The Court of Appeals recently issued three decisions that, when considered both individually and together, hold business people to the terms of their written agreements.
In the first case, J. D’Addario & Co., Inc. v. Embassy Indus., Inc, The Court held that the party’s language specifying that the seller’s ‘sole remedy’ was liquidated damages and the seller had ‘no further rights’ against the defaulting purchaser, “trump[ed] language in CPLR 5001(a) directing that statutory interest be awarded in a contract dispute.”
The liquidated damages clause of the contract provided that “the seller’s ‘sole remedy’ and the purchaser’s ‘sole obligation’ would be the $650,000 down payment plus bank-accrued interest.” The Court held that the terms of the contract were controlling and that the defendant was not entitled to the higher rate of statutory interest.
The second decision, in Schron v. Troutman Sanders LLP, involved the validity and enforceability of an option contract.
The subject transaction involved two contracts: an option agreement to purchase membership units in a limited liability company (“LLC”) and a loan by a third-party entity to the LLC. The option agreement contained a provision that is often called an “entire agreement clause.”
The appellant sought to introduce extrinsic (parol) evidence, defined by the Court as “evidence outside the four corners of the document,” to substantiate a claim that the phrase “Other good and valuable consideration” in the option agreement related to the obligation to fund the loan.
The Court of Appeals explained that parol evidence is only admissible if the Court finds an ambiguity in the contract. In this instance, the Court found that it was not admissible, stating that if a contract contains a merger clause and the option agreement unambiguously provides that the mutually-beneficial covenants in the option agreement were considered by both parties, the importation of another obligation, such as the separate loan obligation, would impermissibly alter the writing in violation of the parol evidence rule.
The Court admonished that “had the sophisticated business entities, represented by counsel, intended to make [repayment of the loan] a condition to the enforceability of the option, they easily could have included a provision to that effect.”
The third lawsuit, Fundamental Long Term Care Holdings, LLC v. Cammeby’s Funding LLC, related to the option agreement at issue in the Shron case. The option agreement permitted one party to acquire one third of another party’s membership interest in an LLC for “a strike price of $1,000[.]” The party holding the option exercised this right to purchase the other party’s interest, but the party whose interest was being bought rejected exercise of the option on the grounds that the buyer had not complied with the “capital contributions requirement” of a separate and subsequently-signed operating agreement.

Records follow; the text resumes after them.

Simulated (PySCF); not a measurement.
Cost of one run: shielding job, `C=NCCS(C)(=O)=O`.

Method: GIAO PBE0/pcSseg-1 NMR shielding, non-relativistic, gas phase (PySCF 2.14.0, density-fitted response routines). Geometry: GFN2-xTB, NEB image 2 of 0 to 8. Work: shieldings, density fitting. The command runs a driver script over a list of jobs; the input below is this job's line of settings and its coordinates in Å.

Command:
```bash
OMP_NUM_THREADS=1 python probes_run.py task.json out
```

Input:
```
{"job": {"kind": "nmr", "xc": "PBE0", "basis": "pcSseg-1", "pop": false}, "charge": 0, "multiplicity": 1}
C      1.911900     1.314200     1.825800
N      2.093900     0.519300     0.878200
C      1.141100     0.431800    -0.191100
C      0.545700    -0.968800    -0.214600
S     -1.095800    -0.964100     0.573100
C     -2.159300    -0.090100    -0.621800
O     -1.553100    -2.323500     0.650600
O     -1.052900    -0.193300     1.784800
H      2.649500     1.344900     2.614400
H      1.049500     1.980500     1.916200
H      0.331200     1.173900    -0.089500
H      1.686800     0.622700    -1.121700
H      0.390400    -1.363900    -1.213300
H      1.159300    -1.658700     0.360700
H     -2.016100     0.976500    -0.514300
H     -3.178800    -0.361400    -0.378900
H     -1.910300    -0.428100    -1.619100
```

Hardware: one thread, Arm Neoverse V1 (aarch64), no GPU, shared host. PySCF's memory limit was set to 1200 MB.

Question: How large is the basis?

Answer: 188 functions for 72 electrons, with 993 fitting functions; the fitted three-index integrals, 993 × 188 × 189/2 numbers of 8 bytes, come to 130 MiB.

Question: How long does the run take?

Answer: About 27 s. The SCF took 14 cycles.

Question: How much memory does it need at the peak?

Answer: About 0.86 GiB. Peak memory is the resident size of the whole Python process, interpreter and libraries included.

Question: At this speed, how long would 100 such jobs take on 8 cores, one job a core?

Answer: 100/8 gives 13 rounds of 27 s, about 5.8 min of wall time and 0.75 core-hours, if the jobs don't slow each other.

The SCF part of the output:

The Court of Appeals rejected the argument that the option agreement and the operating agreement were inextricably intertwined and must be read together. The Court found instead that if the parties meant for a provision of the operating agreement to come into play upon exercise of the option, then “this is not the sort of term these sophisticated, counseled parties would have left out of the option agreement.”
J. D’Addario & Co., Inc. v. Embassy Indus., Inc., 2012 NY Slip OP 07850 [20 NY3d 113] November 19, 2012.
Schron v. Troutman Sanders LLP, 2013 NY Slip Op 00952, February 14, 2013.
Fundamental Long Term Care Holdings, LLC v. Cammeby’s Funding LLC, 2013 NY Slip Op 00951, February 14, 2013.